Realtor’s Floor Duty Tip #1: Stop Hard Selling-Start Engaging

This morning I called an agent to find out the listing price of a condo in my condo complex. The longtime resident is a good guy and I wanted to compare prices with some of the other properties as a measure for our market. When I called the agent I asked the question: “Hi, Tom can you tell me the list price on 123 Main St?”

The answer I received made me think of a few things I want to share with you since I am a consumer and NOT an agent.

Questions Are Not Buying Signals

1. Asking a question about a property is NOT a buying signal. Check out Mark Dembo’s article on buying signals for practical advice. When I asked for the price, I followed up that question with “What is the square footage of this condo?”  Tom the agent answered the square footage is “1,408″ but then.  .  .

Hard Sell Launch

1. Agent Tom, thinking he had permission to slam me with a sales pitch launched into the following ramble:

Tom: “This is one of the biggest units in the complex (that’s not true-I know for a fact it is avg); this unit has one of the biggest garages in the complex (that is also false); you have private use of your own boat dock (that’s true); you have plenty of parking; two bedrooms 2 1/2 baths; community pool” and the list of features continued.

Note: During this Features “Puke” Tom was on a roll, never stopped to measure my interest, and continued at a speed where I could not ask another question. His attitude was just sit back and listen to how great this property is and how great it would be for you.

My Reaction

1. Run, run fast, run away immediately. So that is what I did to Tom. I told him: “Thank you I appreciate the information have a good day.” I hung up before Tom could react with ANOTHER DOZEN FEATURES I COULD NOT LIVE WITHOUT.

2. My perception of Tom:

a.) Tom knows the Hard Sell

b.) Tom does not know how to engage on a personal level and create a connection

c.) Tom is desperate, he is selfish

d.) Tom is unprofessional

e.) Tom did not attempt to brand himself

f.) Tom did not give me a feel for the buyer’s situation

g.) Tom did not ask one probing question

h.) Tom did not care for anything but puking his information all over me.

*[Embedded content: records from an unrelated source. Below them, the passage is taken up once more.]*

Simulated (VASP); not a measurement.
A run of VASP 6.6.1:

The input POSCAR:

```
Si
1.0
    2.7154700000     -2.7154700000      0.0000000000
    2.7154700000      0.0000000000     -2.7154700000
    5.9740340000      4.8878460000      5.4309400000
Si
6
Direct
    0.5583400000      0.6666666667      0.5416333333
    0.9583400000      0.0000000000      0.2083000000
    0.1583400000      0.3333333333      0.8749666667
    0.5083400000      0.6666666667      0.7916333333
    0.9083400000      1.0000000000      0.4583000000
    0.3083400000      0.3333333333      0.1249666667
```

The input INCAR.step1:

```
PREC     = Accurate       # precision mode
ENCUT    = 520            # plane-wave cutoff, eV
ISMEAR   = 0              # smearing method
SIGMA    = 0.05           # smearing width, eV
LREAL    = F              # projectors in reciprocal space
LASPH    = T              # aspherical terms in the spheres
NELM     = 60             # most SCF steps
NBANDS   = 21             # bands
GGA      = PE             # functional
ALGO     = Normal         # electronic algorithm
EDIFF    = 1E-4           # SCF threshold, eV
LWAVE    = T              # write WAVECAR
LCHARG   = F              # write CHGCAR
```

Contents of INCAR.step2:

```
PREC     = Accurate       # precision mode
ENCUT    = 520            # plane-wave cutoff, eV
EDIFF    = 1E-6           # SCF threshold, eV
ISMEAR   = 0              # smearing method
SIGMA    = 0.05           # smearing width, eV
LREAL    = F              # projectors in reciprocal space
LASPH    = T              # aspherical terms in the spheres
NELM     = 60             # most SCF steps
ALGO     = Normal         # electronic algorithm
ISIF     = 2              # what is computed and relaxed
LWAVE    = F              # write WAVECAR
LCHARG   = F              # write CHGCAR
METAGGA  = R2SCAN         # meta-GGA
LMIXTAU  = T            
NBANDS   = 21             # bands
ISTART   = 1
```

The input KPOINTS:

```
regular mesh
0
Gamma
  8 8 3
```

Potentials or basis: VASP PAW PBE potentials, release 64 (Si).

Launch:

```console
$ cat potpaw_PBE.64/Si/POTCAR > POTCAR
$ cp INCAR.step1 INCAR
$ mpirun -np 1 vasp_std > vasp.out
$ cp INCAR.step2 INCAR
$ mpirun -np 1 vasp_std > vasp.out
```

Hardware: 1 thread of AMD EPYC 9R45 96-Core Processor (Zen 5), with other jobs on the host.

i.) Tom does not know how to give value in order to connect

If I Were a Betting Man: Tom’s Reaction To My Call

1. I was just another tire kicking clown

2. I was not serious

3. That call was a waste of time

4. That guy was rude as he did not let me continue my mindless info puke

5. Floor duty sucks!

Opportunities Tom Missed and Things He will Never Understand

1. I could be somebody who could help his career- I would write about him and help him with Web 2.0 transition or sales transition if he had just engaged with me

2. He doesn’t know who I know- I know lots of friendly people here on Active Rain. He needs to be here and I will bet (sorry I would make this bet) my house he is not aware of Active Rain or the power here

3. He did not try to befriend, engage, or create a personal relationship-again I do know the county as I grew up in Marin County when the market for starter homes was $19,500-I know lots of people even today

4. He did not ask permission to provide more information- this would have shown respect and I would have gladly accepted his info puke

5. He did not brand himself and offer a glimpse of his differentiating factor

6. He did not offer any value give, any value information, any value advice

The Secret That Is NO Secret

Every call is an opportunity to show why a person should be interested in you. The method to gaining access to people, their confidence, and their group of friends is to provide free information that people value.

3 thoughts on “Realtor’s Floor Duty Tip #1: Stop Hard Selling-Start Engaging

  1. Great article with great points. But what should Tom have done? When you asked about the condo, and he told you the square footage, what should he have said next? Just curious, not challenging you. Trying to learn. Thanks!

    • Tom should have said “This particular unit has about 1900 square feet … would that square footage work for you?” Wait for him to answer!!! Then can you tell me a little more about what you are hoping to accomplish? Are you currently living in the building or are you interested in moving into it? How can I best serve you today?” Turn the conversation from the unit to the caller and the callers needs … then offer ways to assist the caller in getting their objectives met.

  2. Hi Sookie,

    Tom should have known the facts about his property he represented. One of the first things an agent should know, with no excuses, is the approximate or exact sq footage of the property.

    It’s a no brainer and something every buyer wants to know so they can calculate the cost per sq foot.

    In order to be safe, most Realtors will quote an “approximate” sq footage number. Ex Tom: “This property is approximately 1,900 sq feet.”

    If you are concerned about staying out of trouble, then quote a number slightly BELOW the sq footage number with a promise to get the exact number to the client. Thanks for commenting!